France stands by veil ban after riots
PARIS (Reuters) - Interior Minister Manuel Valls defended on Monday France's ban on wearing full-face veils in public places after a police check on a veiled Muslim woman sparked riots in a Paris suburb at the weekend.
The 2010 law was brought in by conservative former president Nicolas Sarkozy and targets burqa and niqab garments that conceal the face rather than the headscarf that is more common among French Muslim women.
A police check on a couple in the southwest suburb of Trappes sparked an angry confrontation that led overnight on Friday to a police station being surrounded by several hundred people, some hurling rocks. Another building was torched in several hours of street violence that led to six arrests.

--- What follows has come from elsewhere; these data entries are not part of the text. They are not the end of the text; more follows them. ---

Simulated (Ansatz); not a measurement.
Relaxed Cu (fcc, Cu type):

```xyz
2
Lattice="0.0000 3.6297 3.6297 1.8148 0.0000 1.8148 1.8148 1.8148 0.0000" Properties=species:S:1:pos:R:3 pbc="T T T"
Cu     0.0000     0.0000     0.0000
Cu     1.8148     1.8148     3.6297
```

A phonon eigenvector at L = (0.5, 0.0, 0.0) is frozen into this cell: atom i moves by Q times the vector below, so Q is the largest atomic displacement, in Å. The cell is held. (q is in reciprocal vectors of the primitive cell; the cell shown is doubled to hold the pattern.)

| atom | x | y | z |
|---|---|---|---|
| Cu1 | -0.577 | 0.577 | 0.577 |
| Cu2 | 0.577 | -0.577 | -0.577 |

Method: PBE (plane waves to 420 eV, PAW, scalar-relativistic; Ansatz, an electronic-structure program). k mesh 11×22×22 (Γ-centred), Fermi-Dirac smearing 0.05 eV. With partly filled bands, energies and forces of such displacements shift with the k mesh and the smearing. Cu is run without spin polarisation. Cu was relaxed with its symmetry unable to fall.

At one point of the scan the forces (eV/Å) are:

"Police did their job perfectly," Valls told RTL radio.
"The law banning full-face veils is a law in the interests of women and against those values having nothing to do with our traditions and values. It must be enforced everywhere," he said.
The suburb was mostly calm on Monday, although police who were pelted with firecrackers from rooftops overnight on Sunday made a further two arrests. The incident happened during the holy Muslim month of Ramadan.
France counts Europe's largest Muslim population, estimated at around five million. Yet according to interior ministry figures only between 400 and 2,000 women wear the veil and only a handful have been ordered to pay a fine for wearing it.
Critics say the law is patchily enforced as police seek to avoid confrontations in poor neighborhoods with high Muslim populations.
The rioting at the weekend was the first time the ban had let to an outbreak of violence. While Sarkozy singled out the suburbs as an area of special concern, Hollande has so far said they must be treated like any other part of France.
Valls said that while authorities would be tough in dealing with radical Islam it was not targeting ordinary Muslims.
"I'm not confusing people who follow Ramadan with the people who wear the veil," he said.